Middletown Borough Council voted 7-0 on Monday, Nov. 9 to reinstate Dennis Morris, whom council fired in 2014, as a patrolman on the borough police force.

The vote comes after a Dauphin County judge rejected the borough’s petition to set aside an arbitrator’s decision to reinstate Morris.

According to court documents, the borough fired Morris for neglect or violation of an official duty, inefficiency, neglect, disobedience of orders and conduct unbecoming an officer. On Feb. 18, 2014 council voted 9-0 to uphold the decision to fire Morris.

But arbitrator James M. Darby, in a May 12 decision prompted by a grievance that was filed on Morris’ behalf by the Middletown Borough Police Officers’ Association, determined that “the borough has not established by a preponderance of the evidence that ( Morris ) committed the infractions for which he was charged and that it had a valid basis for discharging him.”

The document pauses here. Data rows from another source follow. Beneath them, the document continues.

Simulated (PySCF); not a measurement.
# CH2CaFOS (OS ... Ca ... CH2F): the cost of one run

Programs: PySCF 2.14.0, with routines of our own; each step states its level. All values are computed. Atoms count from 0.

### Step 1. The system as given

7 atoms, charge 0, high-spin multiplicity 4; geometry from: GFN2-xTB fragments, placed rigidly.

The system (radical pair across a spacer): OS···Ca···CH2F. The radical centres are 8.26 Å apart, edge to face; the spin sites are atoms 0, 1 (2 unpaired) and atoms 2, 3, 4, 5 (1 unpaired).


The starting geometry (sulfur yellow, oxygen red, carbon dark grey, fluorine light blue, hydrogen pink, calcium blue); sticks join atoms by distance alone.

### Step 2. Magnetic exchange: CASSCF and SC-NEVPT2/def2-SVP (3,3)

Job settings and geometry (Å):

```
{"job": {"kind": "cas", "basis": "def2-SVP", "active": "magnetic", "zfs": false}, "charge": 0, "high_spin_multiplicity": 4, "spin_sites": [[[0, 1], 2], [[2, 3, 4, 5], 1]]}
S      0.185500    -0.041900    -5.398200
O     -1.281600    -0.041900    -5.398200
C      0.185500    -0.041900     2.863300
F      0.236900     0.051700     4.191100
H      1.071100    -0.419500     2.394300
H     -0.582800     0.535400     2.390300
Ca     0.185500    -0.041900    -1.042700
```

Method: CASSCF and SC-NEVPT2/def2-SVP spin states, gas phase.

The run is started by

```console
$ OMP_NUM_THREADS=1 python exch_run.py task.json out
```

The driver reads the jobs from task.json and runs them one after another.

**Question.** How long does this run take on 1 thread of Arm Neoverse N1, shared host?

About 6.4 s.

In sustaining the association’s grievance, Darby ordered that Morris be reinstated to the Middletown police force and be “made whole with respect to wages and benefits” lost since he was fired, minus interim earnings, including unemployment compensation. All references to Morris’ termination are to be expunged from the borough’s files, Darby said.

In June, borough solicitor Adam Santucci filed an appeal in Dauphin County Court seeking to “vacate” Darby’s arbitration ruling. Santucci in his petition contended that Darby exceeded his authority in that his decision was not sufficiently justified by the collective bargaining agreement between the borough and the police association.

However, in an order handed down on Monday, Nov. 2, county Judge Bruce Bratton denied the borough’s petition to set aside Darby’s order.

Mayor James H. Curry III, in his initial reaction to Bratton’s decision, said that both he and Santucci would be present at the Nov. 9 council meeting to brief council on Bratton’s order and to decide how the borough would proceed going forward. However, neither Curry nor Santucci attended the meeting.

Councilor Scott Sites noted at the start of the meeting that Curry was out of town and wanted to participate via a conference call, but that is not allowed by borough ordinance.

Reached by phone after the meeting, Curry called council’s action to reinstate Morris “a poor decision” and that the borough should have exercised the option to appeal Bratton’s order to Commonwealth Court.

Council President Chris McNamara told the Press And Journal on Friday, Nov. 6 that he had opposed appealing Darby’s arbitration decision as a waste of borough tax dollars.

However, Curry said McNamara did not oppose the appeal – no one opposed going forward with it, the mayor said. Minutes from borough council meetings do not indicate that a vote was taken in public regarding going forward with the appeal, which would have been discussed in executive session. However, Curry said he did not remember anyone voicing any objection to filing the appeal.

“The body as a whole voted to appeal. You believed in your position originally, you obviously believed in the position again on appeal,” Curry said. “I don’t understand why just because you lose the appeal that you don’t push for the next appeal. If you believe the facts and circumstances surrounding the termination, you go to the end, you finish the process.”

Nevertheless, Curry said that Morris will be “welcomed back to the force” by himself and by Chief John Bey, in accordance with council’s decision.

Council’s motion reinstating Morris calls for the date of his return to be worked out by the solicitor.

Morris will be returned to his previous position as a patrolman at his previous level of pay and benefits, McNamara said. He was unable to estimate how much money Morris is now owed in past  salary and compensation based upon Darby’s ruling, or how the borough plans to pay the amount.